Roasting the squash with apples and just one slice of bacon brings so much flavour to this soup. Mark Bittman wrote this recipe as a chowder, in which you leave everything whole, but I was really in the mood for a puréed soup. And it was lovely and velvety this way. I plan to try it again one day using different vegetables.
The cookbook this one came from is called The Food Matters Cookbook. I changed the recipe by using only one slice of bacon for flavour instead of four, omitting the oil because the bacon gave it some fat, and then I puréed it instead of leaving pieces whole.
To make this a vegan recipe you can easily omit the bacon and just drizzle the vegetables with a little olive oil before roasting.
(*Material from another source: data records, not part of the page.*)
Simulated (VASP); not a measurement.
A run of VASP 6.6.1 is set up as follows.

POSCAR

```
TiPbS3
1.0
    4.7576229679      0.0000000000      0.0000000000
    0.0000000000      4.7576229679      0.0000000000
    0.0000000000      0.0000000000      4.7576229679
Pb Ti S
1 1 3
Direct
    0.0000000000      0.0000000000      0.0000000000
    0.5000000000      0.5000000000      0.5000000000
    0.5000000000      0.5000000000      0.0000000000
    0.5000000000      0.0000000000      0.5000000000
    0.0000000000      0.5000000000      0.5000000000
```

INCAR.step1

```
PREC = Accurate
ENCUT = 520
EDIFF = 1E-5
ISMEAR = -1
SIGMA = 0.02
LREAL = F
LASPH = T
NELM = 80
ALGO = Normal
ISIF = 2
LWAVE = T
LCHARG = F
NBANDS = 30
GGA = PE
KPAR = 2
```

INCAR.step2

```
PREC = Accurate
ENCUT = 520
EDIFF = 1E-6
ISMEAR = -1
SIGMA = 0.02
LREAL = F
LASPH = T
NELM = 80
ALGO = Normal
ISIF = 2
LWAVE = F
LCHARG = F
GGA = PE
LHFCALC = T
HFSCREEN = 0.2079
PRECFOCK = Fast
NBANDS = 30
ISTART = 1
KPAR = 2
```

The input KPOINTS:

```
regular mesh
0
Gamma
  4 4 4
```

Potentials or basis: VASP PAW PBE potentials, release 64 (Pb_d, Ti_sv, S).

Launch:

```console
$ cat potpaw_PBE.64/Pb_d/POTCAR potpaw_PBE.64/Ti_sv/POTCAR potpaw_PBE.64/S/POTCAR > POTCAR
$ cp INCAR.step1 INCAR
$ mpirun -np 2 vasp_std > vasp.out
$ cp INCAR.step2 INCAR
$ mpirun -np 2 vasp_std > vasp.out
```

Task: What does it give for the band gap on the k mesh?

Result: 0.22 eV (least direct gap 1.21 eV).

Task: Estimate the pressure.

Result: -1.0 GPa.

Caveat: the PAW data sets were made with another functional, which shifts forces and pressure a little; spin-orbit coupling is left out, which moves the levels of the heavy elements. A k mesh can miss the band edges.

It makes about 4 servings.
What you need:
- 1 butternut squash, about 1 & 1/2 pounds
- 1 large onion, chopped
- 2 large apples, peeled and cored
- 1 slice bacon, chopped
- 2 tablespoons minced garlic
- salt and pepper
- 1 tablespoon chopped fresh sage or 1 teaspoon dried
- 1/2 cup white wine or water
- 6 cups vegetable or chicken stock
What you do:
- Preheat the oven to 400F.
- Cut the squash in half lengthwise and remove the seeds. Peel it with a vegetable peeler and cut it into cubes. Place the cubes on a deep roasting pan along with the onion, apples and garlic. Sprinkle with salt and pepper, and put the bacon pieces over top of the vegetables. Roast, stirring a few times throughout the process, for about 45 minutes. At this time the apples should be tender and the bacon should be crisp.
- Take the roasting pan out of the oven and stir in the sage and wine, scraping the browned bits from the bottom of the pan. Transfer everything to a large pot, unless your roasting pan can be put on the stove top. If so, continue the next step in the roasting pan over medium heat.
- Add the stock and cook until the squash begins to break up a little, about 25 minutes.
- Let the soup cool slightly before putting it into a blender in batches. Purée until it is very smooth, then return to the pot to reheat. Taste and adjust seasonings before servings.
This one is really good for leftovers too, but you might need to thin it out by adding a little stock, wine or water when reheating.